When you open the camera and the drone there are no "keyframes" saved yet, you set the first keyframe when you hit the "New" button.
That first keyframe will store all the information about all the settings (position of the drone and its orientation plus all the camera settings).
At that point you can move the drone to another position and / or change the camera settings, and when you're happy with how that second "state" looks, you can add a new keyframe.
The game will prompt you with a dialog asking the duration and interpolation to be used for that transition (from the first keyframe to the second one).
The interpolation dropdown has a lot of possible options, it really has to do with how the values change at their extremes.
A linear interpolation will cause all the values to change at the same speed during all the timespan, whereas other options, such as the Cubic or Quadratic ones, will "smoothen" the rate of change at the two extremes.
Thinking of a dropping ball helps understanding how the two extremes change.
When you drop a ball it's steady in a position, then the gravity force will start pulling it down, accelerating. When the ball hits the ground it will bounce back pretty much at the same speed, without slowing down.
The point where you drop the ball is the "IN" part of the interpolation, the beginning one.
The point where the ball hits the ground is the "OUT" part of the interpolation, the ending one.
So having "CubicOut" will use a linear interpolation at the beginning of the animation between the two keyframes, and will use a cubic interpolation at its end.
To fully grasp how the above affects the "movie" just create a "new" animation, then move the camera sideways for a decent amount of blocks, hit the "new keyframe" button and select, say, 10 seconds in linear interpolation, then play it.
Then do the same from scratch but this time using "CubicInOut" with the same amount of time, then play it, and notice how this time the camera movement starts and ends at a different speed compared to the speed it has midway of the two positions.
The interpolation should get applied to all the values (position, orientation, camera angle, brightness and so forth) so it's possible to achieve a lot of different cinematic efffects.
-on a slightly related topic: is there a way to reverse Y axis in drone cam?
Open the camera and check all the available buttons there at the bottom, they should have all the corresponding shortcut written if they have one, and the button to start the animation appear only after you have entered Drone mode.
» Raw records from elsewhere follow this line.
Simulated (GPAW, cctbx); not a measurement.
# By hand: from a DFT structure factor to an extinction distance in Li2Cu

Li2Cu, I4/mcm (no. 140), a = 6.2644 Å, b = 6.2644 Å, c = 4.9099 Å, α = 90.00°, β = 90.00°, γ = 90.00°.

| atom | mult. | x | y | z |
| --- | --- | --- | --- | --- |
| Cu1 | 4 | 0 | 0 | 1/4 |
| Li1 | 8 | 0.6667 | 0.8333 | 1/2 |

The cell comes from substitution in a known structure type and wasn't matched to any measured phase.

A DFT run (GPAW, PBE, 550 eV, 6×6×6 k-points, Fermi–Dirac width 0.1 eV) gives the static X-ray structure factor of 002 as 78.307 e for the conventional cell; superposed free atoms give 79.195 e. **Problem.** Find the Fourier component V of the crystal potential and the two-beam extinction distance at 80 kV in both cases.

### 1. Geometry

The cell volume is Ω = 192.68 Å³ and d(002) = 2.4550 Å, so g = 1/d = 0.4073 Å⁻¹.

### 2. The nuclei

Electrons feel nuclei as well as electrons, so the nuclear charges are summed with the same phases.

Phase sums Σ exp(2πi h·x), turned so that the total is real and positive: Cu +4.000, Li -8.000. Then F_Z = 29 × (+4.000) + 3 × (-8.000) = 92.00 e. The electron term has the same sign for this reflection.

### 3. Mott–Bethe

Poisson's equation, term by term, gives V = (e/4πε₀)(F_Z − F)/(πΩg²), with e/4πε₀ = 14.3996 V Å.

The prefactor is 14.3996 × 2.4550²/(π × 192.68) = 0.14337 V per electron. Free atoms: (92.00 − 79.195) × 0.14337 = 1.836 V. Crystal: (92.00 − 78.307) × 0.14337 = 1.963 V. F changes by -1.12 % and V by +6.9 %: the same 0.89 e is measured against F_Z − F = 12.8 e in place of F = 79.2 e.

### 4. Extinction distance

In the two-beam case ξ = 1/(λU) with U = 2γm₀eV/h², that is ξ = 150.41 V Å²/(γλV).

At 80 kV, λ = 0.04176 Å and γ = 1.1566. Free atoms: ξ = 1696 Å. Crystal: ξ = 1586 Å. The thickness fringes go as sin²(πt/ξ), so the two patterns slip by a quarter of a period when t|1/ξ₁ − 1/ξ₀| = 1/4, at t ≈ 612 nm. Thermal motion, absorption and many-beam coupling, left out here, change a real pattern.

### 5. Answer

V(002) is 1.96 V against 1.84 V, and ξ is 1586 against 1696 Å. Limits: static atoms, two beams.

No, unfortunately there is no way to only invert the Y axis of the Drone, it should have respected at least the same option that affects the regular gameplay, but it's not. I'm going to file a report about that.
I made a little test film but now I'm not sure where to upload it from, where does it save?
...Hopefully this'll be my last question ;)
Unfortunately it doesn't save at all. All it does is store the keyframes to let you play it back as you do a regular capture with OBS or the alike.
Grabbing a screenshot is relatively easy, capturing video is way more complex and I personally find it very unlikely that they'll invest time into having the game capture the video directly.
In all honesty, OBS isn't all that hard to use, it's free to use and there is plenty of documentation and tutorial videos around. You should definitely give it a go.
There are many more screen capture systems out there, possibly also simpler than OBS, but I'd personally stick with OBS since it's free and widely used, and will also give you options that the game would likely never cover even if they decided to have it save the video directly - chances are you'd get some heavy AVI file you'd then need to edit with some video editing software.